I have a script that has to look throught over 2.5 million records to find if a member that has an unread email. I want to know what can be done to improve its speed. Currently it can take up to 8 seconds to run the script:
SELECT TOP(1) MemberMailID
FROM MemberMail
WHERE ToReadFlag = 0
AND ToMemberID = 102
AND ToDeletedFlag = 0
AND FromDeletedFlag = 0
AND OnHold = 0
AND ToArchivedFlag = 0
How could I make it faster using indexes?

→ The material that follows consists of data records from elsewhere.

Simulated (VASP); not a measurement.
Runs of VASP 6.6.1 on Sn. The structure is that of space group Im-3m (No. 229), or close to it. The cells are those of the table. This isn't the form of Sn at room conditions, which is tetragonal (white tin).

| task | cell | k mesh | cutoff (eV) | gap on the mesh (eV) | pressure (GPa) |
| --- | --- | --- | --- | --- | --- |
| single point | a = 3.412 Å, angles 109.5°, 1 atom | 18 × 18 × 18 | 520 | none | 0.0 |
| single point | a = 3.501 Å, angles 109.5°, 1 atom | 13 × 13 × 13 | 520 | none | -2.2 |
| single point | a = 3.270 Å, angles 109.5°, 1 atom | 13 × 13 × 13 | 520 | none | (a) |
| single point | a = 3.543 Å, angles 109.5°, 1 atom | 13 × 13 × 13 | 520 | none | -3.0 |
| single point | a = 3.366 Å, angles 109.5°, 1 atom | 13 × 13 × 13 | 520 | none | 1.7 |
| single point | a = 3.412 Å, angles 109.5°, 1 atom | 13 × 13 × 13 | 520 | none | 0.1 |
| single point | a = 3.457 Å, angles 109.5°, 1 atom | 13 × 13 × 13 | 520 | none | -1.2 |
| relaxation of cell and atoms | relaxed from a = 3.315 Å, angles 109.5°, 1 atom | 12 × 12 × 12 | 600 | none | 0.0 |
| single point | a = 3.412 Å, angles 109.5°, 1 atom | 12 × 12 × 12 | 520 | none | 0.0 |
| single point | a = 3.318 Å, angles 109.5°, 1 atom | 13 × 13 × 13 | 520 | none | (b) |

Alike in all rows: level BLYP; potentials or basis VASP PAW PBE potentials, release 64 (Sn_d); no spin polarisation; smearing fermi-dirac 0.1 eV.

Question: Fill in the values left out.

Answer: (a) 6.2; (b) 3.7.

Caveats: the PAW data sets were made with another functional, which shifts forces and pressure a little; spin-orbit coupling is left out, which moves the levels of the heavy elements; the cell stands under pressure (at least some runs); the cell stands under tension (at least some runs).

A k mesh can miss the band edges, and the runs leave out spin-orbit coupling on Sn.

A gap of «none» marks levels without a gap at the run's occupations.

This index will probably be helpful, but keep in mind that there is no free lunch (indexes have to be maintained, so this will affect your insert/update/delete workload):
CREATE NONCLUSTERED INDEX unread_emails
ON dbo.MemberMail(ToMemberID)
INCLUDE (MemberMailID)
WHERE ToReadFlag = 0
AND ToDeletedFlag = 0
AND FromDeletedFlag = 0
AND OnHold = 0
AND ToArchivedFlag = 0;
Now your query can say:
SELECT TOP (1) MemberMailID
FROM dbo.MemberMail -- dbo prefix
WITH (INDEX (unread_emails)) -- in case you need to force, though you should not
WHERE ToMemberID = 102
AND ToReadFlag = 0
AND ToDeletedFlag = 0
AND FromDeletedFlag = 0
AND OnHold = 0
AND ToArchivedFlag = 0
ORDER BY ToMemberID; -- ORDER BY is important!
If you change the values of some of these flags depending on the query, you may experiment with adding those columns to the key of the index instead of the filter, e.g. let's say sometimes you check for OnHold = 0
and sometimes OnHold = 1
:
CREATE NONCLUSTERED INDEX unread_emails
ON dbo.MemberMail(ToMemberID, OnHold)
INCLUDE (MemberMailID)
WHERE ToReadFlag = 0
AND ToDeletedFlag = 0
AND FromDeletedFlag = 0
AND ToArchivedFlag = 0;
You may also want to experiment with having MemberMailID
in the key instead of the INCLUDE
. e.g.:
CREATE NONCLUSTERED INDEX unread_emails
ON dbo.MemberMail(ToMemberID, MemberMailID)
WHERE ToReadFlag = 0
AND ToDeletedFlag = 0
AND FromDeletedFlag = 0
AND OnHold = 0
AND ToArchivedFlag = 0;
These differences may not matter for your data and usage patterns, but you'll be able to test differences easier than we'll be able to guess.
Looks like a good candidate for a filtered index.
A filtered index is an optimized nonclustered index, especially suited
to cover queries that select from a well-defined subset of data. It
uses a filter predicate to index a portion of rows in the table. A
well-designed filtered index can improve query performance, reduce
index maintenance costs, and reduce index storage costs compared with
full-table indexes.
Something along these lines:
CREATE NONCLUSTERED INDEX IX_MemberMail_ToMemberId_Unread
ON dbo.MemberMail (ToMemberId ASC)
WHERE ToReadFlag = 0
AND ToDeletedFlag = 0
AND FromDeletedFlag = 0
AND OnHold = 0
AND ToArchivedFlag = 0;
Get the Actual Query Plan by (CTRL+M) in SSMS. Or paste your query in SSMS, right click it, select Analyze query in database engine tuning advisor, your will see what index you need to add. Basically, you need an composite+include index.
As a thumb rule, every field on which you perform frequent filters (where
conditions) must be indexed.
Again, as a thumb rule, I follow these criteria:
- Every key fields (primary or foreign) must be indexed
- Every
date
field on which I have to perform frequent lookups must be indexed
- Although I avoid it, if I need to perform frequent searches on
char
or varchar
fields, I index them as well
Notice that it is easy to fall in the temptation of indexing everything. Don't do it. Be careful and design your indexes with the best cost - benefit relationship.
I'm a MySQL user, and I don't how to do it in SQL server, but there must be a way to show the execution plan of your query (in MySQL it is explain select...
). Try to show the execution plan, and then decide on that basis which are the fields you need to index.